Soon after launching my consulting practice, my good friend Jimmy Lizama asked if I could facilitate the upcoming retreat for the Bicycle Kitchen, a community bike repair space he and a group of other folks launched a few years earlier. The year was 2007 and this retreat was the first retreat I ever facilitated in Los Angeles as a consultant. The experience played a pivotal role for both me and the Bicycle Kitchen.Back in 2007, the Kitchen had grown dramatically in a short amount of time. Their leadership recognized they needed to make several big decisions in order to keep the momentum moving forward. Rather than attempt to make these decisions over the course of their regularly scheduled meetings, they made the wise decision to give themselves the needed space and time to discuss these issues over a two-day retreat.
Day one went smoothly as we modified and refined the organization’s mission and values. The second morning proved far more challenging as we discussed formalizing the organization’s leadership structure. What I thought would be a relatively easy discussion about creating a board of directors turned into a complex dialog that went over the original time allocated for this topic, without any clear consensus emerging.

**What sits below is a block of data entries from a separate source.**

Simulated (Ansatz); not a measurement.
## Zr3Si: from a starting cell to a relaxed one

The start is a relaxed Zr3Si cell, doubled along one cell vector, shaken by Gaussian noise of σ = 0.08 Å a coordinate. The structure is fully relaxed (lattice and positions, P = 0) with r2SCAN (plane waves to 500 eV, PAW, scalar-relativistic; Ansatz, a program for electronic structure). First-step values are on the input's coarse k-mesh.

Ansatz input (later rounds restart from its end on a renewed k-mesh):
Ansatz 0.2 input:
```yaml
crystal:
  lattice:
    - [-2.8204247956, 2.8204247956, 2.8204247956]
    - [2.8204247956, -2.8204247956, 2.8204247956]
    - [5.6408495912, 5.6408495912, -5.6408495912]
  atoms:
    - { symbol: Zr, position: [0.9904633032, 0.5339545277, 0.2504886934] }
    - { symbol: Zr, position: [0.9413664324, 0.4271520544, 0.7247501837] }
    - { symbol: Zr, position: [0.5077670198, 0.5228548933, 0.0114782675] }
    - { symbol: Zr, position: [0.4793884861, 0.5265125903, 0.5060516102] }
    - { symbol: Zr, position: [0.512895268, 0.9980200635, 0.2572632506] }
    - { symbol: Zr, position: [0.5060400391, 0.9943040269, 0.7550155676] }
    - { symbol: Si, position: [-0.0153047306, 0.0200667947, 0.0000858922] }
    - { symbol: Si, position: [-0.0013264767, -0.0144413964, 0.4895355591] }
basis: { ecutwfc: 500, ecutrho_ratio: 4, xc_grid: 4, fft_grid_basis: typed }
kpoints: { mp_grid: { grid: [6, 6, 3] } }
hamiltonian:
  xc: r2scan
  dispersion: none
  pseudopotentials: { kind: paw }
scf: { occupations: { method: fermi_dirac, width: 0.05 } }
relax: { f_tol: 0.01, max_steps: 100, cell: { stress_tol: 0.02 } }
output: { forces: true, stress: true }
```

I had pulled out everything in my facilitator’s toolbox and was stumped. I didn’t know what to do (no big surprise since I didn’t have a ton of facilitation experience back then). I took a deep breath. I looked around the room and decided to ask if anyone had any suggestions for how we could resolve this issue. Silence. I waited (experienced facilitators embrace silence so I had some good gut instincts there). A few seconds later, one person raised his hand (the talented Somer Waters) and suggested a “go-round”, which would provide an opportunity for everyone to share their thoughts on the discussion at hand.
In an instant, my uncertainty was transformed into a new course of action. I refined the idea before we started, asking everyone to keep their comments brief and also comment on the three specific issues where the group lacked agreement. I quickly drew a three-column chart so we could graphically visualize their responses. To my surprise, after we finished the go-round, 80% of attendees agreed on the same course of action! Within minutes they formalized a proposal and unanimously agreed to it. Later that day, they elected their first formal board of directors.
Ten months later, they submitted all of their paperwork to become a non-profit. A year later, I facilitated another retreat for the Bicycle Kitchen (the 1st and 3rd picture in the blog post are from the 2nd retreat, the 2nd and 4th are from the 1st retreat…yes, that’s Jimmy attempting to hula hoop upside down in the 4th picture during a spontaneous play time). Five years after the first retreat, the Bicycle Kitchen is a thriving nonprofit organization that recently purchased its own building!
No doubt the Bicycle Kitchen has succeeded for a variety of reasons: the passion of their founders, the hard work of their volunteers, the important service they provide to help people learn how to fix their bike and a whole bunch of other factors. I also like to think that the time their leadership invested in retreats played an important role in helping the organization succeed.
For me personally, the experience taught me to trust the wisdom of groups to solve their own problems. It helped me learn that an effective facilitator uses a variety of processes and tools to help groups reach consensus. It helped me realize that I love serving the leadership of organizations as a facilitator, especially during retreats where critical decisions they make help chart a positive course for the organization’s future.
If you haven’t already done so, check out the Bike Kitchen’s new space. Whether you need to fix a flat, or build a bike up from scratch, they will help you out. And if you’re with an organization that needs to make some big decisions, I encourage you to convene your leadership and go on a retreat.